HMS Protector Leaves Portsmouth
The Royal Navy's new ice patrol ship, HMS Protector, will leave Portsmouth today (Monday 28th November) for an eight-month deployment surveying and patrolling the frozen continent of Antarctica.
The 5,000-tonne ice-breaking ship has just completed an intensive period of sea trials and training prior to deploying to the Antarctic Peninsula.
HMS Protector will arrive in Antarctica for the austral summer and will conduct three work periods in the ice. She will use her multi-beam echo sounder and deploy her survey motor boat to provide cutting edge hydrographic charting and imagery of the Antarctic region for the UK Hydrographic Office which provides 80% of the world's nautical charts.
The ship will also assist with the re-supply of British Antarctic Survey stations in the region.HMS Protector is being leased as an interim replacement for HMS Endurance which suffered flood damage when she was operating in the South Atlantic in 2008.
Protector was commissioned into the Royal Navy in June on the 50th anniversary of the implementation of the Antarctic Treaty and the centenary year of Scott's expedition to the South Pole.

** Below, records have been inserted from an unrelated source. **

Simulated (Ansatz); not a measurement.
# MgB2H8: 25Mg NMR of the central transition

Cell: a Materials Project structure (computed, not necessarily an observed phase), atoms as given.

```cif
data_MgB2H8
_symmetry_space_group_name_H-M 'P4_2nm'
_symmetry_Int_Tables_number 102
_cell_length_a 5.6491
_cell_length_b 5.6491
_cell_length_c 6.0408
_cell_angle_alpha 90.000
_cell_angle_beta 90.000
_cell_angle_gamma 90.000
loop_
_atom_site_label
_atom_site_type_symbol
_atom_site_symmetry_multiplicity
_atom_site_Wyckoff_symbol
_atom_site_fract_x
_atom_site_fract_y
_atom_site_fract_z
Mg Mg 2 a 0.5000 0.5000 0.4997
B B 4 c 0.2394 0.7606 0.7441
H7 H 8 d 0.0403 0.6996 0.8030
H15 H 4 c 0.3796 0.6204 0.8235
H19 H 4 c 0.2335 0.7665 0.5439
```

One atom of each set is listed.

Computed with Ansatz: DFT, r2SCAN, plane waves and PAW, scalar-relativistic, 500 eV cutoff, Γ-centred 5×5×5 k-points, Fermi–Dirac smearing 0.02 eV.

Captain Peter Sparkes, Commanding Officer of HMS Protector, said: "We are now operationally ready to deploy to the South Atlantic. My ship's company have worked tirelessly in recent months to re-generate the Royal Navy's ice patrol ship capability. Working doggedly as a team we have achieved all that that has been asked of us and to a very demanding timeline. I could not be more proud of the men and women under my command. We are now ready in all respects to face the rigours of seven months in the extremely hostile environment of Antarctica."